Why is ‘Turing Completeness’ important?

sCrypt has previously published research material and code proving that Bitcoin Script is “Turing Complete,” and thus performing any computational task required to build contracts.

One issue is whether a system like Bitcoin, which works by broadcasting and processing transactions in blocks that happen every 10 minutes, can maintain a “state”—which would be necessary for data from a task taking longer than 10 minutes to perform.

Both sCrypt and Dr. Craig S. Wright have long argued that state can be preserved across multiple Bitcoin blocks, by feeding the outputs from one set of transactions into other, later ones. The newer transactions would need to validate the older outputs, or the functions would not run.

“sCrypt have a new toy, but, it proves my claim that Bitcoin is Turing Complete to be right,” Dr. Wright said.

For those looking to hear a longer discussion on Bitcoin and Turing Completeness, there is an entire episode of “Theory of Bitcoin” devoted to it.

Ayre Group and CoinGeek founder Calvin Ayre, who has frequently argued Bitcoin’s case on this particular topic, welcomed sCrypt’s new proof and said it proves Dr. Wright has a far deeper understanding of Bitcoin than anyone else—an understanding that could only come from Bitcoin’s inventor himself.

“We need to be shouting this from the rooftops as this is a ‘marker’ that fell from the sky … irrefutable mathematic proof that Craig was right as only someone who had invented Bitcoin could be.”

What does Ayre mean when he says “Craig was right”? We need to look back into the history of Bitcoin, blockchain, and some of its best-known identities.

Wright vs. Szabo, 2015

The Turing-completeness argument has been running for over five years now. It was highlighted in a now-famous exchange between Dr. Craig S. Wright and cryptographer Nick Szabo in November 2015—one of Dr. Wright’s earliest public appearances as a Bitcoin speaker, shortly before his December 2015 “outing” as Bitcoin creator Satoshi Nakamoto.
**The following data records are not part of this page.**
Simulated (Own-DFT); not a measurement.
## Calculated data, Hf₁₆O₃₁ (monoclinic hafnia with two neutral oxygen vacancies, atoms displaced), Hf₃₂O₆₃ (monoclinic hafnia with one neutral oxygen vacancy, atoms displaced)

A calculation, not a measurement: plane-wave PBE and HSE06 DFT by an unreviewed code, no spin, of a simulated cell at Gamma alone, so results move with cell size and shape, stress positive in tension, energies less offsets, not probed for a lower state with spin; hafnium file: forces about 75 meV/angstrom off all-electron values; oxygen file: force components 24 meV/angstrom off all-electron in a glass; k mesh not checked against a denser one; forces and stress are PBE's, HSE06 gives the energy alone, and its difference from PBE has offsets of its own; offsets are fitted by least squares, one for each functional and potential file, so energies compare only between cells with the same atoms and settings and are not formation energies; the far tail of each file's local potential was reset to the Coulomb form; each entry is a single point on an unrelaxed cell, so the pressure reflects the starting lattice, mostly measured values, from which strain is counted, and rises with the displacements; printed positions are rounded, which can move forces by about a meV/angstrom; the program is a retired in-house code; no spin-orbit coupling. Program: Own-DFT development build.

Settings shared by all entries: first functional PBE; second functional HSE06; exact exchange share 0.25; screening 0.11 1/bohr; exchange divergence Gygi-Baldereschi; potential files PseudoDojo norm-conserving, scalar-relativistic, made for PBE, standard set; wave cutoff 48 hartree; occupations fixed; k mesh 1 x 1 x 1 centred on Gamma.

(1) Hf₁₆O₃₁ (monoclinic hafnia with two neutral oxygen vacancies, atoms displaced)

Szabo appeared bemused and dismissive of Wright’s suggestion at the time, which looked at the way loops could be performed on a blockchain-based platform. Dr. Wright said control loops in Forth (the language upon which Bitcoin Script is based) could handle a looping function separate to the Forth code.

Szabo argued that if the loop couldn’t be performed in the original code then it wasn’t Turing complete. Wright countered that the only way of writing such a code would be on the “machine” itself—suggesting that attempting to do so, as Ethereum has, would render the system dysfunctional and unscalable.

“This would be a good topic for you to write a paper on, because that’s uncertainly an unconventional view that you have,” Szabo replied.

Dr. Wright did indeed publish such papers later (here and here), although the argument still rages in both computer science and general debates today.

Esoteric concept but important to understand

Szabo was correct that the topic is esoteric, at least in that it concerns computer science concepts that outsiders might struggle to understand. However it has become a one-liner argument that dismisses Bitcoin in favor of blockchains like Ethereum, which were designed specifically (at least in theory) to perform any kind of computation on-chain.

The problem is that Ethereum has long struggled to scale to the levels it would require to perform those tasks. Attempted solutions to those problems have seen Ethereum stumble with propositions like drastic protocol and economic incentive shifts, such as moving from proof-of-work to proof-of-stake mining.

Bitcoin, on the other hand, can process any contract at any scale, and has protocol designed to be “set in stone,” unchanging to prevent disruption to the processors’ incentives that secure the network, and ensure that any transaction broadcast today (and in the past 10 years) will still be valid far into the future.

All these points are important to enterprise, governments, and developers looking to run large-scale and complex applications. The Turing completeness debate may be esoteric, but at the same time it can’t and shouldn’t be used as an argument against Bitcoin. So understanding it, at least on a basic level, is important for decision-makers.

Where altcoins and “competitor” blockchains have been unable to match BSV technically, they often substitute with simplistic arguments that dismiss BSV’s technology, or “play the man, not the ball” in the form of character assassinations on Dr. Wright.

Such arguments are easy to make on short-form, short-attention-span fora like Twitter and other social media. The real debate goes on in research papers, which most don’t read or don’t have the training to understand.

By publishing code to the Game of Life in Bitcoin Script, sCrypt has demonstrated a simple yet technically sound rebuttal to the “Is Bitcoin Turing Complete?” question, and proved a point Dr. Wright was making years before anyone else even considered it.

No doubt the social media-style arguments against Bitcoin BSV and its developers will continue, but it’s important to be able to prove they’re wrong, wherever they may appear. And it looks like Nick Szabo and others owe Dr. Wright an apology and should publicly acknowledge he was actually correct. We won’t hold our breath waiting.